13th August 2011, 11:08
The present Government doesn't seem to be getting much right this weather, so perhaps they need a rest.

Now, the other week, my Right Honourable Friend, The Joker, suggested that we need look no further that the Houses of Parliament to find Haverers in large number. We could take that one step further, and using the vast amount of wisdom on this forum, we could take over the government of the country.

I would like to be a back bencher, so that I will have plenty of space to lie down for my nap. I will provide my own duvet and pillow, at my own expense, so as not to fall into the trap of expenses fiddling. However, I would like to make some suggestions for your consideration:

Firstly, and very importantly, we should repeal that Act which forbids smoking in public places. Every restaurant, bar, bus, train and any other place where people gather, should be compelled to provide comfortable surroundings for the smoker. This can be built in such a manner that the non smokers are not inconvenienced. Table top intercoms should be provided so that persons on either side of the dividing wall can communicate with each other, thereby not interfering with conversation.

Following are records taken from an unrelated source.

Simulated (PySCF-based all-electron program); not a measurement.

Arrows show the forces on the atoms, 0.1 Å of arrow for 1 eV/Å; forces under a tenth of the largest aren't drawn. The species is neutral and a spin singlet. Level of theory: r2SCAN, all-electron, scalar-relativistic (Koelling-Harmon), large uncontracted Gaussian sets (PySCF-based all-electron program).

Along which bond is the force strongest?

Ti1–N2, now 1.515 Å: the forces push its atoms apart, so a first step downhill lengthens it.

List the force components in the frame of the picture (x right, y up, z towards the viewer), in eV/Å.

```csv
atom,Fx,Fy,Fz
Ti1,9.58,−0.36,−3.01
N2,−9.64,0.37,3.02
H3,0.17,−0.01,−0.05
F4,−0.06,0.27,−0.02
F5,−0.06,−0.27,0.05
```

Crosswords should become a mandatory part of the schools' curriculum. No child would be forced to undertake physical education, or anything else that involved jumping up and down. Formal education should cease at age 12, unless the child really wants to attend school, and guarantees not to come just to make life difficult for teachers and children who genuinely want to learn.

On matters of law and order, we should adopt policies to please. For instance, to please the anti hanging brigade, we will not bring back hanging. On the other hand, to please the pro capital punishment side, we should bring back the rack. In addition, a new punishment consisting of a slap on the face with a wet fish should be introduced.

Able bodied people who illegally park in spaces designated for disabled drivers, should have their cars crushed for a first offence. For a second offence, the miscreant would be rendered elegible to apply for a blue badge.

The cost of fuel should be halved, so that people can buy twice as much.

We would need an Official Opposition. Perhaps this role could be filled by that nice person from Tunbridge Wells and Pastille's friend, Mrs Grumpy. As they wouldn't have too much to do, they could double up as spittoon emptiers in the newly created smoking areas as described heretofore.

Obviously, there are many more areas where we could make improvements, and your suggestions for these are eagerly awaited. Again, I think appointment to the various Ministries should be by self nomination.

What do you think?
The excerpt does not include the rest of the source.